The Space You Cannot See

"Try looking at it this way. From the moment of your wedding, you both entered a sacred spiritual space that belongs only to the two of you."

"I think Ronit pushed me out of that space a long time ago," Ilan interrupted.

"Despite what it looks like right now, that space has surrounded you from the beginning until today. It carries a shared desire for connection. In that space, your souls are capable of deep unity, both spiritual and physical. This is an inner desire that exists within both of you. At a soul level, you both truly want this connection."

"So how can she say she doesn’t want me? What is this, a split personality?" Ilan asked with a nervous laugh.

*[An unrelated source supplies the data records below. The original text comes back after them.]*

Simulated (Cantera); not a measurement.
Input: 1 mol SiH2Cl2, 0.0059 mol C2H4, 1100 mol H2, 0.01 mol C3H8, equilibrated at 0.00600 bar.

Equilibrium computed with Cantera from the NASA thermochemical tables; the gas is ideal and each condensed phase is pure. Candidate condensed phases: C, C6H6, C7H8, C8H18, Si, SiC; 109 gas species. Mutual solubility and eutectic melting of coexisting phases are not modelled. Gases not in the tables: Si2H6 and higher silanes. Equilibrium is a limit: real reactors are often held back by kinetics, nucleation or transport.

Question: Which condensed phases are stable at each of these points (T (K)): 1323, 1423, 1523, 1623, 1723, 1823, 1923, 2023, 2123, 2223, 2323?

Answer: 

"It all comes down to one reason."

Living With a Mindset of Separation

"Our souls are enclosed in physical bodies that conceal the soul connection and create a mindset of separation."

"Because this separation feels so real, we believe the illusion the body presents. We experience this not only in marriage, but also in our relationships with our children and in our relationship with Hashem."

"If you understand that the relationship initially exists in a state of exile, it becomes easier to break free and move toward true connection."

"The feeling of exile and distance is actually the default state of a relationship. Recognizing this prevents you from losing hope."

"The real problem is that you are looking at your marriage through exiled eyes."

"Exiled eyes?" Ronit asked.

Exiled Eyes and Redeemed Vision

"Yes. On one hand, marriage is meant to be a space of unity and connection."

"On the other hand, you are viewing the relationship through a survival mindset filled with personal interests, fears, and emotions that serve only your own side. This perspective deepens the feeling of separation."

"I don’t understand. How are we supposed to look at this?" Ilan asked.

"The starting point is to understand that, at your core, your true inner desire is to live in unity and connection."

"The disappointment you feel shows up as lack of desire, insult, and hurt. But this stems from an incorrect assumption about marriage. You assume you should automatically feel connected. When that does not happen, you feel disillusioned and begin to give up."

"I suggest a different perspective. The default state of a relationship is exile and rupture. Occasionally, a miracle occurs and true connection is revealed. In those moments, the Shechinah dwells between you."

"All that remains is to live with anticipation for redemption. And when connection is not revealed, there is no need for despair. There is only the invitation to continue hoping."